A post was spread over social media this week saying that some students at the Saltus Grammar School were asked to write an essay that discussed the “ better parts of Slavery.”
According to the post, during last semester, an entire school yeargroup were taught, among other things, that Slavery happened a long time ago, not all slave masters are bad because some threw the slaves birthday parties and that it was “better” being a slave because they got free food and housing.
Head of school Deryn Lavell issued a letter earlier today in response to the controversial assignment. It began by stating that Saltus is committed to fostering “ a diverse, open and inclusive educational environment” aimed at “ confronting systemic racism and discrimination through growth, learning and dialogue.”

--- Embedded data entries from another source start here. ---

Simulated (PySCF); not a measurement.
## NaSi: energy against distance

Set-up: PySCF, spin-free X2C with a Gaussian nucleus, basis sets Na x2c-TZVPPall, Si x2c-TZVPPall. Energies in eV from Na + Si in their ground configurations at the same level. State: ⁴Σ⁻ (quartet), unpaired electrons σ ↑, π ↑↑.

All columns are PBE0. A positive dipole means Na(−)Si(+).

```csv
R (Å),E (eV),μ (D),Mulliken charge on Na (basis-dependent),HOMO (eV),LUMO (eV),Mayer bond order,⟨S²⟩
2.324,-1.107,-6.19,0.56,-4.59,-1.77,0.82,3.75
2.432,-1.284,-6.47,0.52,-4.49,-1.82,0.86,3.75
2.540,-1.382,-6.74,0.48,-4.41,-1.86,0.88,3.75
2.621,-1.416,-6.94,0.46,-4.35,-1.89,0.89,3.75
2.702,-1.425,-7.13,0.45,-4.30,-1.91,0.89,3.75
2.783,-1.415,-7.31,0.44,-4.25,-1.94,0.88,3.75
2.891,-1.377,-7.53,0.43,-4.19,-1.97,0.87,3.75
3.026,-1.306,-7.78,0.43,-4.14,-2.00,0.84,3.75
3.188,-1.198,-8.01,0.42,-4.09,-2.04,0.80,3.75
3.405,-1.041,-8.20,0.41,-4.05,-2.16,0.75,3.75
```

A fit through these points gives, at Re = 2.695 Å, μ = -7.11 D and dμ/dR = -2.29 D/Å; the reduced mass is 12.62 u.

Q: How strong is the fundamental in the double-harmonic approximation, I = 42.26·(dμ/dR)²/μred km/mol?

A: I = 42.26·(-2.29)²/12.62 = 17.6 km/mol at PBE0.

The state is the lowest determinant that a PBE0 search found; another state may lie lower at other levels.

According to Ms. Lavell, the school and its staff are currently working with culturally responsive practices and racial equity expert Dr. Vernee Butterfield to ensure that new cultural perspectives are incorporated into their coursework and curriculum. Dr. Butterfield will also work with them to ensure that their humanities units meet Saltus’ commitment to diversity and inclusion.
“ Racism has no place at Saltus,” the letter read. “ As part of our ongoing inclusion and diversity work, we are listening, learning and taking action to deepen confidence and trust within our community while cultivating a dynamic learning environment which inspires our students to lead us to a more just, fair and sustainable world.”